All the heavy ships could be hanging out next to a rock in the ocean, doesn't mean it's a major supply base.


Truk was THE major supply base for the Japanese Navy in the Pacific. What else do you want? I'm just saying it does not make sense for it to be exactly the same as every other backwater island in the Pacific. Saigon, Bangkok, and Camrahn Bay are all level 8 ports as well.
-------------------------

"It became the Imperial Japanese Navy's Fourth Fleet base from November 1939 and the Combined Japanese Navy Fleet were based there from July 1942 to February 1944. Truk Lagoon was regarded by the USA during World War II as the strongest naval base in the Pacific with the exception of Pearl Harbor. Over 37,000 Japanese lived and worked in Truk Lagoon.

Almost all IJN naval vessels gathered there before making sorties into the Solomons, and returned to Truk for refueling and repair when damaged. Never before had the need for oil storage and repair facilities been more urgent, and the Japanese Navy concentrated its oil tankers and repair ships there while quickly trying to build such facilities on land as well.

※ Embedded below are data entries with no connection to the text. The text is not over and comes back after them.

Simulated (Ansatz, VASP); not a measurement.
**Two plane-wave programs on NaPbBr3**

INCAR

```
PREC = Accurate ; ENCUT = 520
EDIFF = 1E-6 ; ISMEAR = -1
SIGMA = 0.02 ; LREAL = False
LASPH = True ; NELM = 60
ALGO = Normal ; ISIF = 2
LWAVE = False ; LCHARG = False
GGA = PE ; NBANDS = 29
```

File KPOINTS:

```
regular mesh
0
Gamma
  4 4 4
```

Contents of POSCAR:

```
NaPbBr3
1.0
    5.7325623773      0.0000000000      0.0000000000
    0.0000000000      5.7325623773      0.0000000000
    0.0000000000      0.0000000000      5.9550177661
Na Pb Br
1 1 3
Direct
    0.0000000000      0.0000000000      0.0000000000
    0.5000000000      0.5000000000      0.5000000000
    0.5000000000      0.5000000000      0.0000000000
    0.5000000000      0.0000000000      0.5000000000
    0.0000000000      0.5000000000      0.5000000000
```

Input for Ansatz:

During May 1942, the 85th Submarine base, was constructed on the western shore of Dublon Island. It serviced, supplied and did minor repairs to subs. Torpedoes were stored in caves and transported by rail car to the shore. Many different repair and barracks existed specific to submarines.

The South Seas Development Company (Nan’yo Kohatsu K.K) had docking facilities on the southwestern tip of Dublon Island. Its supply storage and fish cannery were commandeered by the IJN and it became the Fourth Naval Dockyard. It was the main receiving area for the military. More warehouses and a refrigeration building, HQ, and a two story barracks were constructed. A thousand men worked here on ship repairs, mostly damage sustained to ships from American submarine attacks. The facility also had a 30 ton floating crane and 2,500 ton dry dock. Nearby was a sawmill and small rail cars connected most of the buildings. The Truk Transportation department loaded and unloaded supplies from ships.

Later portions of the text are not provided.